Telangana’s SCCL Seeks To Be ‘Net Zero’ By 2024

Highlights :

  • While SCCL’s Net zero claims are not exactly correct, it is laudable that operations at the coal mining firm will be powered by renewable energy by 2024.
Telangana’s SCCL Seeks To Be ‘Net Zero’ By 2024

Singareni Collieries Company Ltd (SCCL), a critical coal mining firm that helps meet Telangana’s needs, has declared a plan to become net zero on its electricity consumption by 2024. The firm plans to achieve this mostly on the back of augmenting its solar power generation capacity to 450 megawatts. This it hopes will help it generate 700 million units of energy , equivalent to the amount of energy it consumes every year. Of course, for the company to call it ‘net zero ‘ otherwise would be a fallacy, considering the environmental impact and other emissions it is responsible for, beyond energy consumption for extracting coal and related activities.

SCCL is jointly owned by the Government of Telangana and Government of India on a 51:49 equity basis. The Singareni coal reserves stretch across 350 Km of the Pranahita – Godavari Valley of Telangana with a proven geological reserves aggregating to a whopping 8791 million tonnes. SCCL is currently operating 20 opencast and 24 underground mines in 4 districts of Telangana with a manpower around 43,895.

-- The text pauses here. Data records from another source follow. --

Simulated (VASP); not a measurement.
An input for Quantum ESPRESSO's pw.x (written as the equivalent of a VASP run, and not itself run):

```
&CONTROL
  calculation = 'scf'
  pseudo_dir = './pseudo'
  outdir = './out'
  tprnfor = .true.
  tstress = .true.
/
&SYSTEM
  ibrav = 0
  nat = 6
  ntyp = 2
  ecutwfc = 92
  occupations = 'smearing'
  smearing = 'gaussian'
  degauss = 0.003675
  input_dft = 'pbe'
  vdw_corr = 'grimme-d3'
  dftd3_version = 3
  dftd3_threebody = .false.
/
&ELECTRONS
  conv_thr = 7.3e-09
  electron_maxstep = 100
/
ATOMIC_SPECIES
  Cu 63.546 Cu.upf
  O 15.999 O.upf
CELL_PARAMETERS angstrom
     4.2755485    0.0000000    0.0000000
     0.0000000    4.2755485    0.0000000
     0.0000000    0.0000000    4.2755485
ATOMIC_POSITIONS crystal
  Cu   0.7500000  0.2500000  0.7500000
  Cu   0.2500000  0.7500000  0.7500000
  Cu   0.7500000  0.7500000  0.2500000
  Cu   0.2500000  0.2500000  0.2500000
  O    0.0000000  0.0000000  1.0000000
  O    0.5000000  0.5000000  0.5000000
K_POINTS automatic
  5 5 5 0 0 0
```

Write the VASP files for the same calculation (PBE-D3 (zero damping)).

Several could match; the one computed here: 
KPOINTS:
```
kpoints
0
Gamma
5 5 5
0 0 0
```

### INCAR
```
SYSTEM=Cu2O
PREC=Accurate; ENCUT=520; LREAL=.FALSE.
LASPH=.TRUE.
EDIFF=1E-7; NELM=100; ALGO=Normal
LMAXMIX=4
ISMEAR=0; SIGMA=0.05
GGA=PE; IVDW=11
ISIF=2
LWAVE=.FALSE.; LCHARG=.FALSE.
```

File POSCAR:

SCCL’s  700 MU of energy for coal production is used across its 42 mines and also for use in its offices and residential colonies occupied by about 43,000 workers and employees. The company picked on solar power  as an option early in 2020 to reduce its purchases from the grid,

It has an existing 224 MW capacity solar plant across its mines to support mining needs, and a doubling of this capacity will take it to a generation level that it expects will meet all its energy needs from Solar. Even that will be a possible first among PSUs in India.

76 MW capacity is expected to be commissioned by June this year. In the second phase, solar plants with a capacity of 150 MW would be developed in Bhupalapally, Mandamarri and other areas by 2024-end.

As of Fy2020, the last year for which financials are available on its site, the firm had a turnover of just under Rs 20,000 crore, and was operating with a profit margin of close to 5%, or Rs 1000 crore.

Meanwhile coal major CIL (Coal India Limited), which has ambitious renewable energy plans of its own is still awaiting the results of the PLI phase 2 tender where it hopes to get backing for it’s solar manufacturing plans. Besides that, CIL has also been pushing for solar energy itself, but remains nowhere close to ‘net zero’ on electricity consumption too, till perhaps 2027-28.